Lord Scarman: The people's judge
Lord Scarman, a former High Court judge and Lord of Appeal, will be best remembered for the four major inquiries he conducted into violent incidents of British public life.
The first, into the troubles in Belfast and Londonderry in 1969, took two years, and the 250-page report found that there was no evidence of any plans for an armed insurrection.
But his inquiry led to the arrival of British troops into the province.
He later held an inquiry into the 1974 riot in Red Lion Square, in London, after rival left and right-wing demonstrations over immigration rules led to a man's death.
Scarman's report blamed the International Marxist Group for starting the dispute, by deliberately attacking the police.
The trouble at Grunwicks, at Willesden in north-west London, followed the sacking of nearly 200 strikers demanding the right to belong to a union.

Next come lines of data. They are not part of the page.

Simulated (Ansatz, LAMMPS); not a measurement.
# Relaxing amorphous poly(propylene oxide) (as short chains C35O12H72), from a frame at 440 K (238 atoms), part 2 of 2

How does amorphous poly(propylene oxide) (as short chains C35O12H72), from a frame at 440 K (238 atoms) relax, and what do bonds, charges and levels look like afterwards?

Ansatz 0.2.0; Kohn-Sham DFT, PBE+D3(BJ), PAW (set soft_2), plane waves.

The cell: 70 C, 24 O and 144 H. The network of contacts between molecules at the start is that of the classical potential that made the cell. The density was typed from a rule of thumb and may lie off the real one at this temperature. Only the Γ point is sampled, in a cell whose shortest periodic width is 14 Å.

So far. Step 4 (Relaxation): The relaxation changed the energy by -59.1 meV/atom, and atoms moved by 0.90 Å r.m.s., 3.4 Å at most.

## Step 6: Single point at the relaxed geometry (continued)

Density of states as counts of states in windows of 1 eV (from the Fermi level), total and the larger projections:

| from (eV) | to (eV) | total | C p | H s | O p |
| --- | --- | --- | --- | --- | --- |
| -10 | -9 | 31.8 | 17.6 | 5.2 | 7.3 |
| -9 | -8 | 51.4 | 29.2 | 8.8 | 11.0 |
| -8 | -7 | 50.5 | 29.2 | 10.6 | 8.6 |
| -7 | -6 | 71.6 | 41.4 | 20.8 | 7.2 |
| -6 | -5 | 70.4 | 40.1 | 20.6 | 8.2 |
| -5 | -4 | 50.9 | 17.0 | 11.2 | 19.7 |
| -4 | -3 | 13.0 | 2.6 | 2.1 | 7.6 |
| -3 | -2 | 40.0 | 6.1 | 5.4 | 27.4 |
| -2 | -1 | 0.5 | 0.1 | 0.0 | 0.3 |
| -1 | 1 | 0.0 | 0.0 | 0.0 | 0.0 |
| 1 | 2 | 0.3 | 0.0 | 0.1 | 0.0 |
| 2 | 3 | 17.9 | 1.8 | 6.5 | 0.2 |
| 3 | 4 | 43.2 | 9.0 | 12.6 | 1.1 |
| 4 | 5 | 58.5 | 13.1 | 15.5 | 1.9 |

Scarman's report recommended their reinstatement.
But the inquiry into the Brixton riots of 1981 was perhaps the high
point of Lord Scarman's career. His methods angered some lawyers, but his sense of public relations was widely praised.
Arriving for work on the Londonderry inquiry in 1967
Some black people had threatened to boycott the inquiry, but he won them over by going on to the streets and meeting people, and accepting that social conditions in the area were a relevant factor.
He considered racial disadvantage to be a fact of British life, and wanted something done about it.
His report found that the police and the local community were equally to blame for the riots. His recommendations for more black police, changes in policing methods, with local liaison committees, were largely carried out.
But he also wanted independent investigation of complaints against the police, and he was not so successful there.
People and politics
Leslie George Scarman was born in Streatham, so he could bring local knowledge to the Brixton inquiry.
He was educated at public school and at Oxford, where he gained a double first in Classics.
He served in the RAF in World War II, after being called to the Bar in 1936.
Meeting the people of Brixton in 1981
He became a QC in 1957, a High Court judge in 1961, a Lord Justice of Appeal eight years later, and a Lord of Appeal in Ordinary in 1977, when he also became a Life Peer.
He also became the first chairman of the Law Commission.
Lord Scarman has been described both as a people's judge and as a political judge, the last to which he had no strong objection, though he insisted his politics never intruded on his work.
He favoured repeal of the Official Secrets Act, and was a strong advocate of a Freedom of Information Act and a Bill of Rights, incorporating the European Human Rights Convention into the laws of the United Kingdom.
He lived to see that wish fulfilled.